Power Transformation [Box-Cox]

Specifications

Data Type: Continuous numeric data
Good For: Non-Gaussian to Gaussian

Description

This technique is similar to log transformation but allows for a broader range of transformations. The most common power transformation is the Box-Cox transformation, which raises the feature values to a power that is determined using maximum likelihood estimation.

Formula

\[ x_{transformed} = \frac{x^{\lambda} - 1}{\lambda} \]

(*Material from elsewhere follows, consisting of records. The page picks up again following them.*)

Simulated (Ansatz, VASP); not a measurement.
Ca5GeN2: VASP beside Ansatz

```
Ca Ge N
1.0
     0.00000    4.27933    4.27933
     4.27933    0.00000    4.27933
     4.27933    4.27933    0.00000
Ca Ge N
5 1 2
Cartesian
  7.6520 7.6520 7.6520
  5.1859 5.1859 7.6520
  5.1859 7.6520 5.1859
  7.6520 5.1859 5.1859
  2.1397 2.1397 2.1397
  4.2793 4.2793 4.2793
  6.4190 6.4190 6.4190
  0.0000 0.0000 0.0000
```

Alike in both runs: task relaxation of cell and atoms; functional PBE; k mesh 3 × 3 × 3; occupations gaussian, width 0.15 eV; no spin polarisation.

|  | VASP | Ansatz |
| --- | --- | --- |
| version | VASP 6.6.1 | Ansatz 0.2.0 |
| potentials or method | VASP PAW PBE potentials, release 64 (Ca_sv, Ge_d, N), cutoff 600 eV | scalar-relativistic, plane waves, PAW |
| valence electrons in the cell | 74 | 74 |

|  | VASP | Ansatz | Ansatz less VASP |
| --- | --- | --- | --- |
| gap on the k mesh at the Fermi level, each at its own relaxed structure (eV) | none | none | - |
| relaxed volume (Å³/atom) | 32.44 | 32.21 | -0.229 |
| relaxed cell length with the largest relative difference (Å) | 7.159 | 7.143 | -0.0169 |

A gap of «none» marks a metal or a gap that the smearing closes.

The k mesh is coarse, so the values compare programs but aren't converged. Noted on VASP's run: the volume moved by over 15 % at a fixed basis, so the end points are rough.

Here, \(x\) is the original feature value, and \(\lambda\) is the power parameter that is estimated using maximum likelihood.

Box-Cox

The Box-Cox transform is another popular function belonging to the power transform family of functions. This function has a prerequisite that the numeric values to be transformed must be positive (similar to what log transform expects). In case they are negative, shifting using a constant value helps.

\[ y_i^{(\lambda)} = \begin{cases} \frac{y_i^{\lambda} - 1}{\lambda} & \text{if } \lambda \neq 0, \\ \ln y_i & \text{if } \lambda = 0, \end{cases} \]

The resulting transformed output y is a function of input x and the transformation parameter \(\lambda\) such that when \(\lambda\) = 0, the resultant transform is the natural log transform which we discussed earlier. The optimal value of \(\lambda\) is usually determined using a maximum likelihood or log-likelihood estimation.

Example

Let's now apply the Box-Cox transform on our developer income feature. First we get the optimal lambda value from the data distribution by removing the non-null values as follows.

income = np.array(fcc_survey_df['Income'])
income_clean = income[~np.isnan(income)]
l, opt_lambda = spstats.boxcox(income_clean)
print('Optimal lambda value:', opt_lambda)

# Output
# ------
# Optimal lambda value: 0.117991239456

Now that we have obtained the optimal \(\lambda\) value, let us use the Box-Cox transform for two values of \(\lambda\) such that \(\lambda = 0\) and \(\lambda = \lambda_{optimal}\) and transform the developer Income feature.

fcc_survey_df['Income_boxcox_lambda_0'] = spstats.boxcox(
    (1 + fcc_survey_df['Income']),
    lmbda=0
)

fcc_survey_df['Income_boxcox_lambda_opt'] = spstats.boxcox(
    fcc_survey_df['Income'],
    lmbda=opt_lambda
)

The transformed features are depicted in the above data frame. Just like we expected, Income_log and Income_boxcox_lamba_0 have the same values.

The distribution looks more normal-like similar to what we obtained after the log transform.